V.K. Agrawal, Member (T)

1. The issue involved in this appeal filed by M/s. Best Cotton Mills (P) Ltd. is whether the diesel generator set is an excisable goods and who is the manufacturer of the impugned diesel generator set.

2. Shri C. Govindaswami, learned Consultant, submitted that the impugned generator set is a 380 K.V.A. generating set consisting of engine with radiator, 38 KVA alternator with coupling device and other components, namely, batteries, base frame, fuel tank and control panel; that at site, civil engineering concrete basement is prepared; that base frame is fixed and attached to the bowels of the earth by base foundation bolts and thereafter engine and alternators are fixed by bolting, welding, drilling or punching holes and finally other components parts are bolted, welded and soldered; that 380 K.V.A. diesel generator set which thus comes into existence is not mobile and is an immovable property; that the activity undertaken does not amount to manufacture as per the decision in SAE India Ltd. v. C.C.E., 1988 (36) E.L.T. 613 & Elecon Engineering Co. Ltd v. CCE, 1999 (31) R.L.T. 5 (T). He further, submitted that marketability of a product is a prerequisite for levy of excise duty as held by the Supreme Court in Quality Steel Tubes (P) Ltd. v. CCE, 1995 (75) E.L.T. 178 (S.C.); Bhor Industries Ltd. v. CCE, 1989 (41) E.L.T. 280 (S.C.) and J.K. Spinning and Weaving Mills v. U.O.I., 1987 (32) E.L.T. 234 (S.C.). He pleaded that impugned diesel set is neither goods nor capable of mobility; that the Collector has observed in the impugned order that by a trade notice issued on November, 1990, it was clarified that generating sets assembled at site out of bought out components would be liable to duty; that law cannot be circumscribed by administrative instructions or trade notices as held by the Tribunal in Polyformalin (P) Ltd. v. CCE, 1985 (21) E.L.T. 145 (T); that, therefore reliance placed on the trade notice by the Collector is fallacious and as such nutility in the eye of law.

3. Alternatively, the learned Consultant submitted that as diesel generating set is quite different from the electric generator set, it will not be covered by Heading 85.02 which applies to ‘Electric Generator Set’; that further addition of 10% as notional profit in the value of impugned goods is not allowable as per decision of the Tribunal in C.C.E. v. Standard Metal Works, 1998 (98) E.L.T. 447 and S.V. Steel & Vessel v. C.C.E., Bombay, 1998 (97) E.L.T. 448 (T); that if excise duty is held to be chargeable on diesel generating set, they would be eligible for Modvat credit of the duty paid on inputs purchased from the market. Further, the learned consultant submitted that the generating set in question was assembled by M/s. Electro Control Devices; that as per the terms of the purchase order, dated 10-8-1990, the balance amount was payable after erection, installation, etc.; that it is settled law that raw material supplier is not the manufacturer. He placed reliance on the decision in the case of Fusion Polymers Ltd. v. CCE -1991 (56) E.L.T. 665 (T).

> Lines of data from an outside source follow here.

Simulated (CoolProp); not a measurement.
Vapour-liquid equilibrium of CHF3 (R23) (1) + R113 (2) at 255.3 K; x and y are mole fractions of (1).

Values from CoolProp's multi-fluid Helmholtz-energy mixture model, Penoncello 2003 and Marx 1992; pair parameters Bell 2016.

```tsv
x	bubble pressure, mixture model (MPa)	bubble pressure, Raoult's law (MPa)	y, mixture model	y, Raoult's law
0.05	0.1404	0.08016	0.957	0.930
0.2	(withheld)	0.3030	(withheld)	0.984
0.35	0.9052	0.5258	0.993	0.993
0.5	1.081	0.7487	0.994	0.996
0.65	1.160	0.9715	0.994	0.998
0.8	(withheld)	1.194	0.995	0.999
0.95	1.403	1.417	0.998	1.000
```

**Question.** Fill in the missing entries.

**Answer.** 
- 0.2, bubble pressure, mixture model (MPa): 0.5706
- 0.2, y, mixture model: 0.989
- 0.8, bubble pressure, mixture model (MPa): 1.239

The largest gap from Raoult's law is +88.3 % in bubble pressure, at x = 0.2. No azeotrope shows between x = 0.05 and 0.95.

4. Countering the arguments, Shri Ashok Kumar, learned DR, submitted that the issue regarding excisability of generating set has been decided by the Appellate Tribunal in the case of Trivani Engg. Works Ltd. v. CCE, Allahabad, 1996 (88) E.L.T. 238 (T). It was held by the Tribunal that the “turbo generator set emerging as a result of appellants activity of assembling turbine manufactured by them with bought out items at site amounts to manufacture of a new commercial article specifically described under Heading 85.03 of Central Excise Tariff Act and is chargeable to duty thereunder.” He further submitted that excise duty will be payable as the appellants have not made the payment for generating set as such but for individual component parts and the generating set came into existence in their factory.

5. We have considered the submissions of both the side. The issue regarding excisability and classification of generating set has been settled by the Tribunal in Trivani Engg. Works case, supra, after considering the judgment of the Supreme Court in the case of Quality Steel Tubes (P) Ltd., supra. The Tribunal held as under :

“Thus it is seen that the turbine and the alternator are in fact taken to the site. Had they been immovable it would not have been possible to take them from place to place or to install them where the customers wished. Because the items are heavy and so have to be fixed in what appears to be a permanent position should not deceive us into holding that they are immovable. Fixing them is necessitated by the need to make them functionally effective to reduce vibration, and to minimise disturbance to the coupling arrangements and other connections with the related equipment. Careful and inflexible alignment and/or levelling are necessary for the operation of the unit of turbine/alternator. Many large machineries are fixed to the ground for the above reasons for optimum operation and to reduce other unwanted side effects that may arise during their operation. Stability alone demands a firm base and rigid placement. The argument that such machinery is immovable hence fails to carry conviction.

What is embedded to earth permanently is the platform on which the turbine and alternator are fixed with foundation bolts and removal of the machinery will not involve any dismantling of the turbine and alternator, in the sence of pulling them down or taking them to pieces, but only undoing the foundation bolts arrangements by which they are fixed to the platform and uncoupling of two units. The turbine and alternator or the generator set thus do not answer the test of permanency which is laid down by the Supreme Court in the case of Municipal Corporation of Greater Bombay v. Indian Oil Corporation -1991 Supp. (2) SCC 18 cited and relied upon by the learned Counsel before us.”

6. We, however, agree with the learned Consultant that the duty cannot be demanded from the appellants as they have not undertaken the assembly of diesel generating set. It has been assembled into a generating set by M/s. Electro Control Device. It is evident from the purchase order, dated 10-9-1990, that the appellants had placed a purchase order for the purpose of diesel generating set. They had also specified the make of engine and alternator in the purchase order. Merely because the generating set was brought into existence in their premises will not make them the manufacturer unless the Revenue is able to establish that M/s. Electro Control Device were their hired labour. No such evidence has been brought on record to prove this aspect. We observe that Collector has held the appellants as manufacturer as all the manufacturing activities were carried out in the licence premises of the appellants. As it has not been rebutted by the Revenue that the generating set was brought into existence by M/s. Electro Control Device, duty cannot be charged from them. Accordingly, no penalty would also be imposable on them.

7. We, accordingly, held that the diesel generating set is excisable goods classifiable under Heading No. 85.02 of the Schedule to the Central Excise Tariff Act. However demand of excise duty is not sustainable against the appellants and accordingly, we set aside the demand of duty and penalty.

8. The appeal is disposed of in above terms.